I live near the New York and Pennsylvania border. I have two flow hives. I was able to extract honey this year from one of the hives. The other hive was weaker and did not produce enough honey for me to take. In the stronger hive, four of the six flow frames had honey that I could extract. It was October 5, 2016 when I extracted two frames at one time.
I have two brood boxes on the bottom, then queen excluder, then the flow hive on top of that. The two bottom brood boxes are being left untouched for overwintering.
The honey was typical of NY Autumn honey; very dark, flavorful, and molasses-like. It seemed to be thicker than normal to me, but its density was actually a seemingly fairly normal 1410 grams per liter. I was able to pull approximately two liters from each flow frame. I did time-lapse photography of the filling up of the glass containers. I left a clock and a thermometer in the image as the video was being made. Approximately 2 liters flowed out of each frame in about 3 hours. I pulled 4 liters total from those two frames. The outdoor air temperature was 70 degrees F (21C). The actual honey temperature was 77 degrees F (25C).

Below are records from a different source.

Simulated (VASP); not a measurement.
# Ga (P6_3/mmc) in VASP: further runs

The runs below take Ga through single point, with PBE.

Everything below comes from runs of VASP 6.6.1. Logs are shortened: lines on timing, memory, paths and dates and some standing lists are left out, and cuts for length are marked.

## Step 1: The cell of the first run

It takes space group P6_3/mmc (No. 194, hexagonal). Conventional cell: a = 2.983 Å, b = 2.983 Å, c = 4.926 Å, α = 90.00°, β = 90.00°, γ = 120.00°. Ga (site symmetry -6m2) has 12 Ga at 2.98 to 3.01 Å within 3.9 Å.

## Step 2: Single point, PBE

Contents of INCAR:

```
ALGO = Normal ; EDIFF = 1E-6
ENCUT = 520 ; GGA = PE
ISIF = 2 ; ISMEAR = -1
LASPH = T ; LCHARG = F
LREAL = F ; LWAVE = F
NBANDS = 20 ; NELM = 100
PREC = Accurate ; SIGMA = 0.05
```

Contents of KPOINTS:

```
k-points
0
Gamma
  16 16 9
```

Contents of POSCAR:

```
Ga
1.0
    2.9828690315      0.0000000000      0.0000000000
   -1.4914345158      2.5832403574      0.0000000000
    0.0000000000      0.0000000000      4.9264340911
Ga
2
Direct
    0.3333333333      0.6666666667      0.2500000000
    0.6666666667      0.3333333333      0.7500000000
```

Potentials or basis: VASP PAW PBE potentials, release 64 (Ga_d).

I intentionally left one flow frame in the flow hive super for now. I am waiting for the outdoor air temperature to drop significantly and hold there for a few days so that the honey also chills down. I doubt if anyone would ever be pulling honey in NY when the outdoor air temperature was much less than 40 degrees F (4C), but I am waiting for some temperatures down near there to see how long it will take to get the two liters of honey out of the one remaining flow frame. After I get that data, I will try to remember to re-post the information in here to update anyone who might be interested.
I could not find any good general viscosity data online for honey at temperatures that were below 68 degrees F (20 C). If anyone has that kind of data, could you please share it on here?